France’s Altice is restructuring its business as it seeks to pursue additional acquisitions.

The firm on Friday announced that it will merge its existing assets into a newly-created subsidiary in the Netherlands, Altice N.V., whose shares will be listed on Euronext Amsterdam (AMX). Prior to the merger, Altice plans to transfer all of its assets to Altice Luxembourg, which will be controlled by the Dutch entity.

"Pursuant to the merger, the group will benefit from a powerful equity acquisition currency without prejudicing voting control of the company’s founding shareholder group," said Altice group CEO Dexter Goei.

"This will further strengthen Altice’s position in the next phase of value-enhancing growth," he added.

Altice has been active in the M&A market recently, acquiring French mobile operator SFR in 2014, and adding Portugal Telecom and U.S. cableco Suddenlink to its portfolio this year.

It made a bid for Bouygues Telecom at the start of this week but its offer was rebuffed by the French telco on Tuesday.

However, on Thursday Altice reiterated its bid, revealing that it is prepared to pay €10 billion for Bouygues Telecom – €9 billion in cash and the remainder in stock.

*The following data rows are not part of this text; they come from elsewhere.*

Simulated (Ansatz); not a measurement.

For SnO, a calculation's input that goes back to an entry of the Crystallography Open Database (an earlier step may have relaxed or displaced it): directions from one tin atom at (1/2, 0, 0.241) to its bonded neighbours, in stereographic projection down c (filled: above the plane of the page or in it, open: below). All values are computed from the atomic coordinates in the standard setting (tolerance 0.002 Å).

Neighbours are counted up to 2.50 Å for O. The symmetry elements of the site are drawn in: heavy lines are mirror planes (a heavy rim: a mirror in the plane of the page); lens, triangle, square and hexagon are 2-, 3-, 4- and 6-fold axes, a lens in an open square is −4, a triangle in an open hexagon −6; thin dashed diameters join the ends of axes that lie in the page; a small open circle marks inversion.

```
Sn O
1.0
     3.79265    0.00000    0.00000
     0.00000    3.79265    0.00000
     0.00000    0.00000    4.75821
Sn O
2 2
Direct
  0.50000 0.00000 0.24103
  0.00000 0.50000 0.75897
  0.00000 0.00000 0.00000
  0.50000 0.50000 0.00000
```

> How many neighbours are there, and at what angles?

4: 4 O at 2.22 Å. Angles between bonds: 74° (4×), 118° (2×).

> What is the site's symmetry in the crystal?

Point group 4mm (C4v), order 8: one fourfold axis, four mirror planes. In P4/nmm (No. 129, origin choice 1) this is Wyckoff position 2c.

"Altice takes note of the decision of the board of directors of Bouygues and regrets that the board has not once, either through its advisers or through its management teams, sought any details or explanations from Altice regarding the offer before being presented to the board," the firm said.

Altice added that in order to smooth the regulatory path for a takeover of Bouygues Telecom it has entered into talks with Free Mobile parent Iliad regarding the transfer of certain assets. It also pledged to maintain employment levels at the company, to continue investing in fibre, and to "fully participate" in France’s upcoming auction of 700-MHz spectrum.